Sunday, February 23, 2020

Ash Wednesday: The Art and Craft

Ashes to ashes dust to dust.

The phrase will be used next week, specifically on Wednesday. It's a reminder that human life is fleeting and that our hope is in Jesus Christ. Ashes - traditionally ashes made from the previous year's Palm Sunday palms - will be imposed in the sign of the cross on the forehead of believers as a visible acknowledgment of the reminder and the hope.

But sometimes ash is far from a symbol of faith and hope. During nine hours in May of 1980, an erupting Mount St. Helens covered about 22,000 miles of landscape with approximately 540 million tons of ash. The ash was as deep as 6 inches in some places. That's no small smear on a forehead.
Mt. St. Helens, May 18, 1980.
What do you do with 540 million tons of ash? 

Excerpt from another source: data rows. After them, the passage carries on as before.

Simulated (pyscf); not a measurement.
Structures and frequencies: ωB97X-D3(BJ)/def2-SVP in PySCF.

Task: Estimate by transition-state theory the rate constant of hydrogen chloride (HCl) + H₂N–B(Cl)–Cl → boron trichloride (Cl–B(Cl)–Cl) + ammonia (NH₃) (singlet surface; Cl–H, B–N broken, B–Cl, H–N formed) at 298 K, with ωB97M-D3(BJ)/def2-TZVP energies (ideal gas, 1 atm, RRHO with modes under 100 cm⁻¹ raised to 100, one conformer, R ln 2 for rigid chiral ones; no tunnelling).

Artists have an answer. It's glass. 

Glass is made from a mixture of sand, ash, and lime. Add in heat...lots of heat...and the mixture melts to create glass. Glassblowers in the Mount St. Helens area used the ash from the volcano to make glass vessels and ornaments.

It's sort of the recipe for Lent. Begin with ashes, add the "heat" of forty days of penitence, and see what sort of transformation happens. Think of the things that are made of glass: drinking glasses, eyeglasses, windows, suncatchers. How can each of these things illuminate the season of Lent? 

Glass can be colored all the way through by adding colorant to the sand mix or stained on the surface by applying a layer of color which is then fused to the glass in a kiln. What is the difference between the two methods if you look with Lenten eyes?
Ashes are imposed with the reminder that we are made from dust and to dust we shall return. Glass artist William Morris created the piece below, "Hunter," in 1988. A glass skeleton, which begins in part with ash, reminds us of the fragility of human life. 
William Morris. Hunter. 1998.
How we observe the days of Lent impacts, at least a little, how we celebrate on Easter. Glass, as a material and a process, may help us develop and experience a deeper Lent.